When we have a question about coffee, we often turn to Irving Farm Coffee Roasters. With the roaster’s 20th birthday fast approaching in 2016, Irving Farm has opened a new office and training space in Chelsea to broaden its offering of classes and educate both the industry and the public about the drink they live for.
“The Loft,” as the space is called, on 19th Street between Fifth and Sixth avenues, is full of dark wood and iron, plus a lot of crow-themed knickknacks to rep the black bird that makes up the Irving Farm logo.
Teresa Von Fuchs, Irving Farm’s wholesale director and an award-winning barista and master trainer in her own right, gave us a tour of the new space. Though the classes offered there are professional in their content, this new space allows them to officially invite the public, and the growing population of serious home baristas, to join in.
The Loft has both La Marzocco and Nuova Simonelli espresso machines as well as plenty of less hefty and techie brewing systems. One of the benefits of the new space, according to Von Fuchs, is that they will be able to offer equipment repair and maintenance classes — an important skill for home baristas, since lack of upkeep is a great way to destroy a $4,500 home brewing machine. Said Von Fuchs, “Especially for home users, that’s really important. If you don’t care for a machine, you can buy the most expensive coffee in the world, but you’re still preparing it poorly.” (Find out how Irving Farm director of coffee Dan Streetman brews his coffee here.)
The tasting rooms can hold up to 20 people and offer a lot more privacy than the Irving Farm team is used to. “Before, we were all in one room. You would be teaching a class while someone was eating their lunch and Bill was cleaning something with acid. So in this space all the rooms can close off. They are mostly soundproof. We can even black out all the lights,” said Von Fuchs.
The lights are an important element because the Specialty Coffee Association of America standards require uniform lighting when baristas are testing for their certifications and some extra-special certification tests even require total darkness. When asked whether or not that’s a little crazy, Von Fuchs said, ”If we are doing testing and those things are not standardized, then how can we be sure that we’re all tasting seeing and smelling the same things? That’s why the blackout curtains are important.” Not all of Irving Farm’s classes are that intense though. Coming up in July at “Barista Fundamentals,” “Intro to Cupping and Tasting” and “Latte Art and Work Flow,” among others.

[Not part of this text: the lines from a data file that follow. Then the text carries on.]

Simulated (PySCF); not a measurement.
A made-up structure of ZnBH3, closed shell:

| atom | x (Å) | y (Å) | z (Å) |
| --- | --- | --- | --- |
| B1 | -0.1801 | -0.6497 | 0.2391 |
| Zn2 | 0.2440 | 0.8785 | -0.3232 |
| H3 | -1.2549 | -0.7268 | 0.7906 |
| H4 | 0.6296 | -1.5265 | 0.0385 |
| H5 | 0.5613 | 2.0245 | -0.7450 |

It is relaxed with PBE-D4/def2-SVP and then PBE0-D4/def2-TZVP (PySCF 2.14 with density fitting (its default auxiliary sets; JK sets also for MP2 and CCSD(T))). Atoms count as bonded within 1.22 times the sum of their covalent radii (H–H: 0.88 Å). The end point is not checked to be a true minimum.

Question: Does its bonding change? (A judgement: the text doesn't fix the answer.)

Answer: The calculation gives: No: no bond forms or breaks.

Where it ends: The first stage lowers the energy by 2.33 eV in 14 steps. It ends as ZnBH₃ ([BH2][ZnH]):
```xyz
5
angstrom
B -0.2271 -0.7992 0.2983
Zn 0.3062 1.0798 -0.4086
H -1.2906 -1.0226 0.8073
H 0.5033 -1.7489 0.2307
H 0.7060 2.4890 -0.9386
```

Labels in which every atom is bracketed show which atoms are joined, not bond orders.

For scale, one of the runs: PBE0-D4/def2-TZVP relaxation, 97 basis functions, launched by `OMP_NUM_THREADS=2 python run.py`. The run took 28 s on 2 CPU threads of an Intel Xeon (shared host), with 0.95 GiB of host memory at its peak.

Some of Irving Farm’s most basic classes are on the subject of “cupping,” or tasting, coffee. Tasting notes like red berries, tobacco, chocolate and melon are not just for the professionals anymore. They are starting to show up on packaging and grocery store signage. A scent kit like this Le Nez du Café Revelation Kit is used to help tasters isolate and then pick out the individual notes from a particular coffee. Once they learn to identify and describe how coffee tastes and smells, they can go on to learn why it tastes that way.
The Irving Farm team has an unsettling affection for crows, and not just because they adorn the company’s packaging. They see them as a hardy and brave, plus free-flying and bold. Said Von Fuchs, “Crows are monogamous and they’re very loyal.” Just like coffee drinkers?